The start of the First World War

Published: 1st August 2014

From the 28 June 1914 till the end of July 1914 the world held its breath; would Europe be thrown into war? We now know that the answer was yes.

Diplomacy had failed, some would say it never really stood a chance, others will argue that nothing was inevitable until the actual start of August. On 1 August 1914 Germany declared war on Russia and the network of treaties and alliances that connected the European powers began its pull. On 3 August German and France
declared war on one another and Belgium refused an ultimatum to let German troops to march through it's territory. After the German threat to Belgium, Britain also threw in her lot in and on 4 August the First World War began for Great Britain, with the expected knock on affect in the Empire and across the Dominions (now the Commonwealth countries).

Although Britain did not have territories in Europe it felt the threat from Germany in certain other areas of influence for example in the Ottoman Empire and Africa. On this site Professor Gary Sheffield argues that the war was a just and necessary one, against a militarist aggressor (Germany), in contrast Professor Sir Richard J. Evans argues that Germany and Britain were friends and not destined to war. This is just the beginning of academic debates
that will continue for the next four and half years.

One hundred years later and the outbreak of war in the summer of 1914 continues to garner so much interest and debate. Perhaps this is less remarkable when we remember the war's reach for Britain -  approximately six million men were mobilised through the British forces, millions more men and women entered into war work, women were near the front line in an official capacity for the first time, local communities would be changed forever along with
attitudes and ideals.

Over the next few years the HA will bring you articles and learning materials about the war. We will provide guidance on the materials that we can already see appearing on websites everywhere. We will keep you up-to-date on the twists and turns that the commemorations of the centenary are going through and we will remember with you the events and people of that time.

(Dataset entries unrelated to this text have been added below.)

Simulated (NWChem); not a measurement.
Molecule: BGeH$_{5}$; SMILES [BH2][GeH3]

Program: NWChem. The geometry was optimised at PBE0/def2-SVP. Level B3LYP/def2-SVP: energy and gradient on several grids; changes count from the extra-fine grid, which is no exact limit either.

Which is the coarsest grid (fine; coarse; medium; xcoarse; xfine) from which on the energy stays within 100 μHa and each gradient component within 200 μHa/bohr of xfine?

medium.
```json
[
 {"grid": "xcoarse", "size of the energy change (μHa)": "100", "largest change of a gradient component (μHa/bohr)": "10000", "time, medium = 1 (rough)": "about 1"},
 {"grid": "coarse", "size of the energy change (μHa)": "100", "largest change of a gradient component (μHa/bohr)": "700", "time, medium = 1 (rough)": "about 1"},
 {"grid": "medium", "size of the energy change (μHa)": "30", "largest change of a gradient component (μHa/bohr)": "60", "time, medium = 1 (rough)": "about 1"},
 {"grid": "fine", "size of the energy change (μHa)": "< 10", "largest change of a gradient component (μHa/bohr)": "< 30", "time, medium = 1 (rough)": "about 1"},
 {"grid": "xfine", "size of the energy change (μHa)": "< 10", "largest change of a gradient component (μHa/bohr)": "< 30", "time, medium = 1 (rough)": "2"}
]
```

It is worth reflecting that at the start of August 1914 the horror and heroism that was to mark the war was not known. Hindsight is a wonderful thing if we wish to remark on folly or judge decision making from afar, but when war was declared it was met with a flurry of support and thousands of volunteers. Maybe some had a
feeling for the devastation that was to come, one politician, Sir Edward Grey, the foreign secretary, is reputed (though some dispute this) as stating, to his friend John Spender, the editor of the Westminster Gazette:

"The lamps are going out all over Europe; we shall not see them lit again in our lifetime,"

One hundred years later we are still seeing the legacy of that darkness but maybe we have an opportunity to learn from it all again.